The other day I found this quote, hidden among old papers:
"A real musical culture should not be a museum culture based on music of past ages...It should be the active embodiment in sound of the life of a community--of the everyday demands of people's work and play and of their spiritual needs." [Wilfred Mellers]
It makes sense that it struck me, and that I saved it,
because many many years ago, I made a resolve:
My piano teaching would strive to nurture musicians,
not robots decoding notation according to tired rules of musical proper-ness. Any child in my studio would be held to the high standard of thinking for himself, musically and otherwise,
and have herself a musical experience.
Little did I know that this journey would take me
into piano time with 3 year olds,
who sometimes sit under the piano more than they sit at it.
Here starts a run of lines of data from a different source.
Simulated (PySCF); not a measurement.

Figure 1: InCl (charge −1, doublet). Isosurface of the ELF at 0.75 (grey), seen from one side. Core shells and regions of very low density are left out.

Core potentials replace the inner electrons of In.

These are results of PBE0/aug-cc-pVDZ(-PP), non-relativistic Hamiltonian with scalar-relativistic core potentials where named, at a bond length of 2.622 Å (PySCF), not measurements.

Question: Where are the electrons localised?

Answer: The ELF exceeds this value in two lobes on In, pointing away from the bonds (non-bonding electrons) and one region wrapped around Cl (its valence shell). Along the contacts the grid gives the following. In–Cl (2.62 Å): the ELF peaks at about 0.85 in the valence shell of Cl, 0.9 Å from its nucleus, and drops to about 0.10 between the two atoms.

Believing in my gut that the chaos of a child directing his own learning really does lead to the most deeply meaningful moments, there have nevertheless been days when I've left my studio wondering if anything productive was occurring, or if I should just close up shop. Because the very simple truth about allowing children to think for themselves is that you have to let go of control. You have to let things get messy. And messy looks bad.
But then, over this past month, I was given a gift.
As my studio of little ones [newer to me]
and older ones [long with me]
prepared for our year-end recital,
I heard many statements such as these:
"I wrote a song to play in the recital."
"I think I want to change this part..."
"I've got this..."
[as in, "go sit over there, I don't need you"]
Etc.
There have been compositions,
complex and interesting.
There have been arrangements of pieces, with justifications of
--"I added a better ending"
or
--"I didn't really like it this way, so I changed it..."
There has been figuring out songs from popular movies
[Anybody heard of Frozen?] and arranging them in Medleys
[or, as one of those creative ones insisted upon,
a Milly-dally-delly-didaly-doo...]
And as each one rolled his or her way to the piano yesterday,
I saw with my own eyes:
When you allow children to decide what quality means in their own way for this particular season of their understanding, while also providing them with a model of what that looks like for you and tools for how to do it for themselves, you come up with musicians, sure, and true, and proud.
It's active embodiment alright, of persons fully alive.
And this piano teacher is the proudest,
of all of their beautiful moments;
and the most grateful, that with me they are shared.